‘Armed, dangerous but shocking organisers’
Sydney Morning Herald
December 20, 2005
Cronulla and its aftermath had little to do with the neo-Nazis. John Huxley explains why.
IT SAYS much, perhaps, for the brainpower and preoccupations of Australia’s neo-Nazis and white supremacists that the Socceroos’ recent World Cup win prompted an angry analysis of the Aryan purity of the players.
“Just what are we supposed to be supporting, the victory of multiculturalism?” complained one visitor to the Stormfront White Nationalist Community’s chat room. “But their skin colour looked pretty good to me!” another replied.
A third conceded it was a good result. “Just a shame that the Jew [Football Federation Australia chairman Frank] Lowy was shown on screen several times. Could have done without him.”

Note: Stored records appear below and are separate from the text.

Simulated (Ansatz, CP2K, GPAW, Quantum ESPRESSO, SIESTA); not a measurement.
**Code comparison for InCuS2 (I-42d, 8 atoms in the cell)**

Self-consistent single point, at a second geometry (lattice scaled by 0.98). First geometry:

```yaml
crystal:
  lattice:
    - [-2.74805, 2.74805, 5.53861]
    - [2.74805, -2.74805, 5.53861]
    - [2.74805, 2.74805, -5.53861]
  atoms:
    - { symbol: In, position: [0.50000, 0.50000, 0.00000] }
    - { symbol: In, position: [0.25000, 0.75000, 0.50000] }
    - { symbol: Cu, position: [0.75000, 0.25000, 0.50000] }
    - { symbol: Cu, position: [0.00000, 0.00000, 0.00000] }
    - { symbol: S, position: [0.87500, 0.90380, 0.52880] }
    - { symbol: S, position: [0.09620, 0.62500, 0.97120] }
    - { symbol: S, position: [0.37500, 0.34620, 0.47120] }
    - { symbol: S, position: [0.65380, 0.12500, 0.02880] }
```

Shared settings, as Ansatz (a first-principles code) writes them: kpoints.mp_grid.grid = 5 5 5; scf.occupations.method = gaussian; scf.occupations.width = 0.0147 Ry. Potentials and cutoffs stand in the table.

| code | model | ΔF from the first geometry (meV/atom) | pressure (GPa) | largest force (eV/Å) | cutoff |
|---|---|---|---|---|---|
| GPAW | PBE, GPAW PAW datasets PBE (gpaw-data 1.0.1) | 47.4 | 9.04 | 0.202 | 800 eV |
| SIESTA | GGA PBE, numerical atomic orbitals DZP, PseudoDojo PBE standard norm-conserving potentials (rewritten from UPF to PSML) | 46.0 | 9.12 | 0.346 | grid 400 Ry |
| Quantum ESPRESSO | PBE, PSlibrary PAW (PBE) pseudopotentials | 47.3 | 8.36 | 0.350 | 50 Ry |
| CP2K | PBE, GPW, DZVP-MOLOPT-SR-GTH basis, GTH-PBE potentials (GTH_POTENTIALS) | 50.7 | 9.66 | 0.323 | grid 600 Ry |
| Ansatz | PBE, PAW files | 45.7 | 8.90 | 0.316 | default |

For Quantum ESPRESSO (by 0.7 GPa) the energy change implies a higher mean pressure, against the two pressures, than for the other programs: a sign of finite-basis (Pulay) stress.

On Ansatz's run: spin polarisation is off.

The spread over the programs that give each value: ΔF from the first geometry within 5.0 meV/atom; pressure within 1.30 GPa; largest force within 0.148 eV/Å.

For those with the time and the stomach to wade around the internet, neo-Nazis and their near neighbours, the white supremacists, are not difficult to find. They inhabit sites – sometimes linked, always anonymous – operated by groups such as Aryan Nations, Skinheads, Volksfront, Redwatch and White-Sydney.
They sell Aryan Nations wallpaper: Hail the Fourth Reich. They quote Adolf Hitler with approval: “Those who want to live, let them fight, and those who do not want to fight in this world of eternal struggle do not deserve to live.”
And in the case of the invisible White-Sydney, they pledge to cleanse inner-city suburbs, such as Parramatta, Auburn and West Ryde, that have become “safe havens for criminals”.
Prompted by reported sightings of racist flyers, inflammatory text messages, shaven heads, black boots and swastika tattoos, NSW Deputy Police Commissioner Andrew Scipione has promised to investigate neo-Nazi activity.
Fears that extreme right-wing groups may have been involved appear to have been confirmed by the revelation that white supremacists were among those subsequently arrested. Clearly, they were present and armed.
But how well organised are such groups? How significant are they in the Australian political landscape? And what part did they play in the Cronulla riots and their aftermath?
While ugly and – given their weaponry, highly dangerous – the involvement of such individuals should not be exaggerated, says Associate Professor Andrew Moore, of the University of Western Sydney, a specialist in Australian right-wing politics.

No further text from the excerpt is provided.